The legislative intent in adopting N.J.S.A. 2A:15-59.1 reflect a need to exercise judicial discretion when reviewing whether and in what amount sanctions should be awarded. DeBrango, supra, 328 N.J. Super. at 229; Masone v. Levine, 382 N.J. Super. 181, 192-93 (App. Div. 2005). Accordingly, our review of an order granting an award when a judge concluded litigation was frivolous, examines whether a motion judge reasonably exercised the authorized discretion. See Packard-Bamberger & Co. v. Collier, 167 N.J. 427, 444, 447 (2001) (stating a trial court is "in the best position to weigh the equities and arguments of the parties" requiring a "deferential standard of review").

It is clear that an "abuse of discretion is demonstrated if the discretionary act was not premised upon considerations of all relevant factors, was based upon consideration of irrelevant or inappropriate factors, or amounts to a clear error in judgment." Masone, supra, 382 N.J. Super. at 193 (citing Flagg v. Essex Cty. Prosecutor, 171 N.J. 561, 571 (2002)). Reversal is necessary "only when the exercise of discretion was 'manifestly unjust' under the circumstances." Newark Morning Ledger Co. v. N.J. Sports & Exposition Auth., 423 N.J. Super. 140, 174-75 (App. Div. 2011) (quoting Union Cty. Improvement Auth. v. Artok, LLC, 392 N.J. Super. 141, 149 (App. Div. 2007)). See also Flagg, supra, 171 N.J. at 572 (holding an abuse of discretion arises when a decision is "made without a rational explanation, inexplicably departed from established policies, or rested on an impermissible basis" (quoting Achacoso-Sanchez v. I.N.S., 779 F.2d 1260, 1265 (7th Cir. 1985))).

Plaintiff argues it effectively abandoned the second count of the complaint, which alleged adverse possession, prior to summary judgment and "never burdened the [c]ourt with any substantive argument" or prosecution of the second count of its complaint as plaintiff did not respond to defendant's September 13, 2013 demand letter, and considering counsel's statement during the summary judgment motion argument; the record contains no facts to support such an assertion.

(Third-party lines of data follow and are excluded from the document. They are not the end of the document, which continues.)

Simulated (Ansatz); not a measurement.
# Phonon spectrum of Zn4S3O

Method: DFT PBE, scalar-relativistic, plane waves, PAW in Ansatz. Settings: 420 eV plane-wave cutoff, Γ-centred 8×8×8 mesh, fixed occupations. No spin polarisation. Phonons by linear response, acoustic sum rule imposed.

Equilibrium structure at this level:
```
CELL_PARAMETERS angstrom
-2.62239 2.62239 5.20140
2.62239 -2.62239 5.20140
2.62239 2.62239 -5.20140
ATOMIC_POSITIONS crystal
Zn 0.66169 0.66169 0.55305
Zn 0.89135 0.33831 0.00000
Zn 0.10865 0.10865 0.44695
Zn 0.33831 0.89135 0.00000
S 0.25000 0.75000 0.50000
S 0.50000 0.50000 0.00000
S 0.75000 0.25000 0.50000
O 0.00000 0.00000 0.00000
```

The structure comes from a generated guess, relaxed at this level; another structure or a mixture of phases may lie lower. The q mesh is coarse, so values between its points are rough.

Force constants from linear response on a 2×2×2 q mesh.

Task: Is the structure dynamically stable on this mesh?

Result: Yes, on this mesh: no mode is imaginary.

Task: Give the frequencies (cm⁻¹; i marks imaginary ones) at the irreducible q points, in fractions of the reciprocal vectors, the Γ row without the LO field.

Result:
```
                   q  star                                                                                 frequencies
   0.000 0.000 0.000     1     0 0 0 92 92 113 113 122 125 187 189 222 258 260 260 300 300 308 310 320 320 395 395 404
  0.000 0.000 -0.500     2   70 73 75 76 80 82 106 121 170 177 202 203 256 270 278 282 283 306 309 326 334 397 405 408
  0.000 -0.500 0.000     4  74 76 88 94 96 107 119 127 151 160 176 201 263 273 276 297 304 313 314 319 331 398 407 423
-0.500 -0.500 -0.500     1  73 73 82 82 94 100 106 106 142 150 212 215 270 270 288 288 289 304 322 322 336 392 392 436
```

Moreover, the record reveals from the complaint's filing plaintiff knew the evidence could not support a claim of easement or adverse possession. Adverse possession, governed by N.J.S.A.2A:14-30 and -31, requires the adverse possessor to have "actual possession" of the real estate for an uninterrupted period of thirty or sixty years, depending on the character of the land. J & M Land Co. v. First Union Nat'l Bank ex rel. Meyer, 166 N.J.493, 500, 507 (2001); O'Brien v. Bilow, 121 N.J.L.576, 577-78 (E. & A. 1939). A similar thirty or sixty-year period is required to establish a prescriptive easement. Randolph Town Ctr., L.P. v. Cty. of Morris, 186 N.J.78, 79 (2006) (citing J & M Land Co., supra, 166 N.J.at 518-19).

Plaintiff offered no evidence to support its burden of establishing the elements of adverse possession or prescriptive easement, including the requisite lapse of time. Indeed, as plaintiff was very aware from 2001, defendant's accommodation was limited and defendant repeatedly denied plaintiff, its employees and customers from the "general right or privilege to cross over or onto [defendant]'s property to access either Oak Road or Main Road." Thus, plaintiff could never establish open, uninterrupted possession of defendant's property.

Plaintiff's act of ignoring defendant's specific directives denying permission to "cross-over or onto" defendant's property to reach access roads did not create a legal or equitable right of use or possession. The law establishing the requirements for such rights in another's property is clear. Plaintiff's suggestion its reasonable and good faith belief in the legal merits of these claims was dispelled only after discovery is specious.

We further reject plaintiff's argument suggesting the judge could not enter a fee award without testimony. The undisputed record establishes the complaint was frivolous. Our detailed discussion above addresses the second count of the complaint. As to the first count, the lack of merit apparent in the allegation defendant's conduct caused plaintiff "irreparable injury" was equally unfounded. Defendant had only consented to allow plaintiff access to the buffer on plaintiff's property for regular business operations; defendant's unwavering position always denied plaintiff complete access to its private property. Certainly, defendant could have filed an action to curb plaintiff's abuses of entering defendant's property for ingress and egress; however, we cannot agree defendant's choice to fence its own property is actionable. Under the circumstances, plaintiff's suit was not objectively reasonable as it offered no legal basis upon which to prevail. Ellison v. Evergreen Cemetery, 266 N.J. Super. 74, 85-86 (App. Div. 1993).

We conclude the judge appropriately applied her discretion in awarding defendant attorney's fees and costs of defending plaintiff's suit. The facts fully support the finding plaintiff "knew, or should have known, that the complaint . . . was without any reasonable basis in law or equity and could not be supported by a good faith argument for the extension, modification or reversal of existing law." N.J.S.A. 2A:15-59.1(b)(2). The award follows the statutory purpose designed "to compensate the party that has been victimized by the party bringing the frivolous litigation." Deutch & Shur, P.C. v. Roth, 284 N.J. Super. 133, 141 (Law. Div. 1995) (citing legislative history to determine purpose of the statute).

Affirmed.


1 Rule 1:4-8 supplements the statute, McDaniel v. Man Wai Lee, 419 N.J. Super. 482, 498 (App. Div. 2011), and permits sanctions imposed against counsel for asserting frivolous claims on behalf of a client. A judge may impose sanctions upon counsel who files a pleading that does not conform to the requirements of Rule 1:4-8(a) and fails to withdraw the pleading within twenty-eight days of service of a demand for its withdrawal. R. 1:4-8(b)(1). Here, the Chancery judge limited her conclusions to sanctions pursuant to N.J.S.A. 2A:15-59.1.